From the National Association of Realtors to the National Association of Home Builders to economists to even politicians, everyone seems to be citing standard home affordability calculations as evidence that the housing market is poised for a turnaround. They might be a little early in that assessment.
There are several of these calculations, each employing a slightly different methodology, but for the most part they take into account how much of a median-priced home a median household income can afford with conventional financing and current mortgage rate assumptions. All these measures show affordability improving nationally to record or near record levels. This is being driven by the depreciation in home prices and the lower interest rates.
Based on prices and mortgage rates alone, homes are more affordable than they have been in 30 years. But while this is true generally, it is not true of every market. Some have in fact seen prices appreciate and, as a result, affordability is actually lower. This variation is always the case, which is why it is important to always acknowledge that there are markets outside of California, Florida, Washington D.C. and New York. We just happened to have recently lived through a decade when there was more of a national trend (up and down) than is "normally" the case because of the credit explosion and implosion.

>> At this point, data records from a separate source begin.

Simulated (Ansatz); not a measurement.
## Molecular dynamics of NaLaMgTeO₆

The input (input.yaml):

Unfortunately, median incomes are falling in many of the same areas most plagued by the highest level of home price declines. So while price depreciation may be higher, thus making homes more affordable, that depreciation in itself does not give consumers the confidence to make such a major purchase, especially since they are being constantly told that home prices will continue to fall and now their own jobs are in jeopardy. So like with stocks, the P/E ratio no longer matters when you have no faith in the future power of the "E."
While affordability is clearly important in selling a product at a microeconomic level, its application at a macro level can be extremely misleading. I've worked with an economist for the last four years, and we never could prove statistically that affordability was a significant predictor of changes happening in a market. Here's why: Median-income households do not represent the majority of home buyers in most markets. Home ownership is tightly correlated with income levels. All other things being equal, the higher the income, the higher the probability that someone is a homeowner.
So, in looking at existing home turnover and new home sales, growth in the number of higher income households matters more than growth in below-median-income households.
And beyond trying to assess what's really happening with the true home buying segments, there is the issue of confidence in the future and the availability of credit, which clearly isn't being factored into these calculations.
Detroit is one of the most affordable markets in the country. Homes there are as affordable as they've ever been. Does that bode well for housing or the new home business there? Not when they are losing households, many of them home-owning households.
While affordability may be a useful metric, it is inadequate as a leading macroeconmic indicator of the housing market. It belongs somewhere on the cockpit dashboard, but the altimeter, fuel gauge and engine lights are a wee bit more important as we seek a safe landing.